Forward-deployed to support security and stability in the vast Indo-Asia-Pacific region, the U.S. 7th Fleet is involved in a wide array of activities in this critically important part of the world.
Forward-deployed to support security and stability in the vast Indo-Asia-Pacific region, the U.S. 7th Fleet is involved in a wide array of activities in this critically important part of the world, a Navy official said.
With the U.S. rebalance to the region, the 7th Fleet has a robust maritime posture that includes advanced assets — 50 to 70 ships and 140 aircraft — and some 20,000 sailors, said Navy Capt. Ron Oswald, theater security cooperation officer for the 7th Fleet.
The USS Preble approaches the USS Bonhomme Richard for replenishment at sea
The U.S. focus extends far beyond just what makes the national headlines, such as maritime territorial disputes and North Korean missile launches, he pointed out.
"The number of things that we're doing in any one day is just voluminous," said Oswald, who spoke in a Sept. 7 interview at the 7th Fleet headquarters here, on the sidelines of a visit by Marine Corps Gen. Joe Dunford, the chairman of the Joint Chiefs of Staff.
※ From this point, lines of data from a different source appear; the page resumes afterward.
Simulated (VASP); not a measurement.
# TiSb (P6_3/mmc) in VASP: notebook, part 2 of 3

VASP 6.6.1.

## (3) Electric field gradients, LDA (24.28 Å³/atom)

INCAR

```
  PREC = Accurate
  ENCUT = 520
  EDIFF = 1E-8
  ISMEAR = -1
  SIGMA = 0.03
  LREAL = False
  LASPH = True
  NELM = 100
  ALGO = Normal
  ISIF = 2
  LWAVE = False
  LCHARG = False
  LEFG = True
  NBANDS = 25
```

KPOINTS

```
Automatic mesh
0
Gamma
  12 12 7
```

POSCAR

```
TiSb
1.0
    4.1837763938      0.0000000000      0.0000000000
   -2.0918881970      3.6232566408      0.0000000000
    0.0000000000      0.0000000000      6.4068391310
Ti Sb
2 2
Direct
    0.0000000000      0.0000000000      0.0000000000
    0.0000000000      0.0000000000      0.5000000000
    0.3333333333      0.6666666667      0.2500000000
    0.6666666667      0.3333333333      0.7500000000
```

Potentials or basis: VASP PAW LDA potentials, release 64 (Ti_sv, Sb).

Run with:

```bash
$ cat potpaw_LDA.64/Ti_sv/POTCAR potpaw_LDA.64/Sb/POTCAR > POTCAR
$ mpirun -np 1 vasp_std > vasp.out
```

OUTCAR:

The activities, as outlined by Oswald, include bilateral and multilateral exercises to train for search and rescue, demining and humanitarian and disaster response, to name a few, as well as operations supporting open shipping lanes and fighting terrorism, trafficking and illegal fishing.
The 7th Fleet’s area of operations includes 36 countries and covers 48 million square miles — from the International Date Line to the India-Pakistan border, and from the Kuril Islands in the north to the Antarctic in the south, Oswald said.
Strong partnerships and cooperation are key in reinforcing the stability and prosperity the United States has promoted in the region for the past seven decades, he said. Collaborating with partners in the region, he added, builds capacity and capability for the bigger issues that arise.
"By constantly exercising and operating with our allies, partners and friends, we build that peace and security that we're looking for," he said.
At the fleet level, the United States has enjoyed long and stable relationships with the countries, regardless of what is happening at the political level in those nations, Oswald said.
The United States does not take a position on territorial disputes within the South China Sea, Oswald said, and ensures it is able to sail, fly and operate anywhere international law allows. "When it comes to territorial disputes, what we advocate is that if nations have conflicting territorial disputes, they resolve those peacefully," Oswald said. He noted a recent decision by The Hague that rejected Chinese claims of a large area in the South China Sea. China claims nearly all of the South China Sea. The Philippines, Vietnam, Brunei, Indonesia, Singapore, Taiwan and Malaysia also have claims in the area.
On the issue of North Korea, Oswald said Pyongyang's ballistic missile launches "seem counterproductive to the peace and security" of the region.
"We have a very high confidence in our ability to counter any ballistic missile launch from North Korea," Oswald said, highlighting the U.S. Navy's advanced capabilities with its Aegis missile destroyers. In addition, the United States has strong partnerships with Japan and South Korea, and conducts regular exercises with those countries, further strengthening the commitment for peace and security in the region, he said.
"We work together to interoperate on addressing missile defense," he said.
The U.S. rebalance to the Pacific includes diplomatic and economic efforts, said Navy Cmdr. Bill Clinton, a 7th Fleet public affairs officer.
"It's not just the military, and everybody likes to focus on that out here, but it's more than that," he said. "It is truly a whole-of-government interagency effort out here."
Clinton reiterated the many positive things the United States is doing to maintain peace and security in the region. "Sure there are some issues, but we're working through those," he said, adding that the focus is to keep moving in a positive direction and stay within international norms.